Asymmetric key pairs are employed in two main applications:
- in authentication, where you prove that you have knowledge of the private key; and
- in encryption, where messages can be encoded and only the person possessing the private key can decrypt and read the message.
In this introduction to digital signatures, we’ll be talking about a particular class of keys: those derived from elliptic curves. There are other asymmetric schemes, not least of which are those based on products of prime numbers, including RSA keys [1].
We’re going to assume you know the basics of elliptic curve cryptography (ECC). If not, don’t stress, there’s a gentle introduction in a previous chapter.
Let’s get Started
This is an interactive introduction to digital signatures. It uses Rust code to demonstrate some of the ideas presented here, so you can see them at work. The code for this introduction uses the tari_crypto library.

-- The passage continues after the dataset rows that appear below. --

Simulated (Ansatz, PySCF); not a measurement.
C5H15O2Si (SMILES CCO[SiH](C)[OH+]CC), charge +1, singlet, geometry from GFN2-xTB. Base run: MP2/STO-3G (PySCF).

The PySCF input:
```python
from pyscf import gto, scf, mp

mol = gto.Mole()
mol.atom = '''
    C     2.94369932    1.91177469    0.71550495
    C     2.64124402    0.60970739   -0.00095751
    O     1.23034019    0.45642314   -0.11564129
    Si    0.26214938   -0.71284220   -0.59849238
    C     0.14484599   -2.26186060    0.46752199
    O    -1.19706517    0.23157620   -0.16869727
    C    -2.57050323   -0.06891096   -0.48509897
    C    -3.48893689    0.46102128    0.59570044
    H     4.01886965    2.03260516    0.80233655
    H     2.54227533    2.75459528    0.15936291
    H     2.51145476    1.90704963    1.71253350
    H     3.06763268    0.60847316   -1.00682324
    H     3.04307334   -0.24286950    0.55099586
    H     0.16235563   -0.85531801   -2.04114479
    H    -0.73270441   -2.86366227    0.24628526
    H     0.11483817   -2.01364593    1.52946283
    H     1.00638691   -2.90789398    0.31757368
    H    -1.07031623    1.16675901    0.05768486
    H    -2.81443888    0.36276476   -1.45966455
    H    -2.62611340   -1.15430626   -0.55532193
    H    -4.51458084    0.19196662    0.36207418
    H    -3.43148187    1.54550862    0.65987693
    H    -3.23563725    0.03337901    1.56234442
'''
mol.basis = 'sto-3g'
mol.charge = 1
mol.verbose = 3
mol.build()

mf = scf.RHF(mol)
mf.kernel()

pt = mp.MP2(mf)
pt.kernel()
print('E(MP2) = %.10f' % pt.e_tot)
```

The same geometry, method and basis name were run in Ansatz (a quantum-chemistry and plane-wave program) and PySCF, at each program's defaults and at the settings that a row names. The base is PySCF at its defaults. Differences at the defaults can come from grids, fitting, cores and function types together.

Tari makes use of the Ristretto elliptic curve in its cryptography ([Why Risretto?]).
This particular implementation has some nice features. We’ve overridden the + (addition) and * (multiplication)
operators so that the Rust code looks a lot more like mathematical formulae. This makes it much easier
to play with the ideas we’ll be exploring.
Basics of Schnorr Signatures
Public and Private Keys
The first thing we’ll do is create a public and private key from an elliptic curve.
On Ristretto, a private key is simply a scalar integer value between 0 and ~2256. That’s roughly how many atoms there are in the universe, so we have a big sandbox to play in.
We have a special point on the Ristretto curve called G, which acts as the “origin”. A public key is calculated by adding G on the curve to itself, \( k_a \) times. This is the definition of multiplication by a scalar, and is written as:
\[P_a = k_a G\]Let’s take an example from this post, where
it is known that the public key for 1, when written in uncompressed format, is 6a493210f74...73a3b919.
The following code snippet demonstrates this:
use tari_crypto;
use tari_crypto::keys::PublicKey;
use tari_crypto::ristretto::pedersen::RISTRETTO_PEDERSEN_G;
use tari_crypto::ristretto::{RistrettoPublicKey, RistrettoSecretKey};
use tari_crypto::tari_utilities::hex::Hex;
#[allow(non_snake_case)]
fn main() {
// Create the secret key "1" . Ristretto uses little-endian encoding, so the number is written back to front
let k = RistrettoSecretKey::from_hex(
"0100000000000000000000000000000000000000000000000000000000000000",
)
.unwrap();
// Generate the public key, P = k.G = 1.G
let pub_from_k = RistrettoPublicKey::from_secret_key(&k);
let known_pub = RistrettoPublicKey::from_hex(
"e2f2ae0a6abc4e71a884a961c500515f58e30b6aa582dd8db6a65945e08d2d76",
)
.unwrap();
// Compare it to the known value
assert_eq!(pub_from_k, known_pub);
println!("Ok, P = k.G");
// But k = 1, so P = 1.G === G
assert_eq!(pub_from_k.point(), RISTRETTO_PEDERSEN_G);
println!("Ok, P = 1.G = G");
}Creating a Signature
Approach Taken
Reversing ECC math multiplication (i.e. division) is pretty much infeasible when using properly chosen random values for your scalars ([5],[6]). This property is called the Discrete Log Problem, and is used as the principle behind many cryptography and digital signatures. A valid digital signature is evidence that the person providing the signature knows the private key corresponding to the public key with which the message is associated, or that they have solved the Discrete Log Problem.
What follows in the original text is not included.